In terms of software design, the important point is that the finite state machine, which consists of the processor core, memory, and interfaces, progresses through its states according to a set of rules that are limited by the number of transitions which can be defined for each state. In a finite state machine representing a computer, the lowest level of instruction is assembly code, which is a grand simplification of groups of possible state transitions for the duration of a small number of clock cycles, in a form which is more than sensible enough for certain classes of human beings and therefore understandable and manageable.
In the Von Neumann architecture, each instruction is stored in memory, and when executed, causes the finite state machine that is the the computer to traverse the number of states prescribed by the instruction. In other words, the instruction represents some usually-fixed sequence of actions and their corresponding state transitions. A simple instruction may involve a few actions, and a complex instruction may involve hundreds. Older machines and some special contemporary machines can be microprogrammed , meaning that each state transition for some certain machine instruction can be modified.
In the end, all compiler output, operating system routines and programs, and all user programs are executed as machine instructions by an operational machine, with completely well-defined and predictable behavior.
As an example, an instruction definition from the 1.7 GigaHerz Intel Pentium D data sheet: Its from Intel
The "add" instruction performs binary addition of the values at the DEST and SOURCE locations, and stores the result at the DEST location. Results are typically stores either in the main memory or in registers on the processor. opcodes are the binary representation of the instruction which is stored at the location the processor is reading its instructions from, and can be seen by inspecting the memory.
The relevance for those contemplating programs written in Tcl is clear: everything in the end ends up as instructions in the machine we call a computer. Different makes of computer may have different processors with a different 'opcode' for addition, but most likely also operate on similar operands in comparable variations. Most workstations would also support similar operations, except for instance RISC, which reduces the possibilities per instruction, and CISC processors which maybe can do more with the concept of the addition type of instruction.
A compiler takes sub-sequences of program source code and translates them to sequences of machine code, which the link editor then links together, resolving the cross references between various parts of the code.
Higher-level languages often implement a stack data structure, and make use of it to pass data between functional units of code, but this a mechanism implemented by that particular higher-level language, and is not fundamental to the native instruction set of the CPU. The C stack is one such example.

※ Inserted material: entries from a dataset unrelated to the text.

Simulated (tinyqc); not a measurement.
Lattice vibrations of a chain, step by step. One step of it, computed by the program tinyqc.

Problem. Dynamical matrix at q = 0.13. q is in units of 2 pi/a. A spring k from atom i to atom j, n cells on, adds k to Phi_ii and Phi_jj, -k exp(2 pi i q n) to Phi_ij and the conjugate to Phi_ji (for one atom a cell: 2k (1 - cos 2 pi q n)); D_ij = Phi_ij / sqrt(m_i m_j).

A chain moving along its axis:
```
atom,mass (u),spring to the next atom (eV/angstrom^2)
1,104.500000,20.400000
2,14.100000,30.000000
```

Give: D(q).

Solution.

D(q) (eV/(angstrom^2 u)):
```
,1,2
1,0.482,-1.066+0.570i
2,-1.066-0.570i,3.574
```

Not in the picture here, though not strictly outside the FSM model is the occurrence of interrupts, which introduce input to the state machine at certain points in time. In the context of a program, an interrupt diverts control to a unit of instructions that have been designated to handle the interrupt, changing the normal control flow of the program. o
The logical structure of a Tcl list is analogous to the structure of the main memory of a processor: a sequence of locations in which instructions or data may be located. It is not necessarily a physically linear list but, as is the case with memory chips, a sequence of indexed entries.
DKF: All static (or strictly, all bounded) arrangements of computing systems can be modelled as FSMs. They've all got states and transitions between them, and that's about all you need. You can even model parallelism within a FSM (nondeterminism is useful for this sort of thing) though you'll tend to get much more compact representations when you use nets of communicating machines.
Things get a bit more complex when you want to model infinite data or infinite numbers of computing elements... ;^)
TV: As a generally interesting problem, we have the famous puzzle of the dining philosophers which, to be resolved, requires knowledge about the initial event(s). A true non-deterministic problem is an Ethernet network. There we have collision detection, hold-off logic, and simultaneous event resolution, which all results in a system whose precise behavior at any given moment is impossible to predict, both in practice and in principle. Also, in network and multitasking OS calls, timing may be unpredictable in practice and/or in principle because of inaccurate interrupt clocks or other unpredictable mechanisms, and therefore models which include such cases must account for this non-deterministic.
In practice, infinite computing elements are never fully reached with digital computers. They are all turing-like machines with discrete and therefore bounded memories, and of discrete number and therefore capable of generating bounded contention or assignment problems. Solving a differential equation and making a continuous and possibly infinitely dimensional state is another story.
One mathematical issue with the connected machines idea is that it is not a given that combinations of finite state machines are themselves automatically strictly-decent FSM's. At least the initial input for a round-coupled system is uncertain.
Graphs of connections of mathematical functions are VERY problematic: two functions with simplistic domains and range connected in a simplistic way will leave you with a resulting 'function' that is no longer a function, but in fact has introduced a state and unknown output even for certain known inputs. (See the example on the Flip Flop page).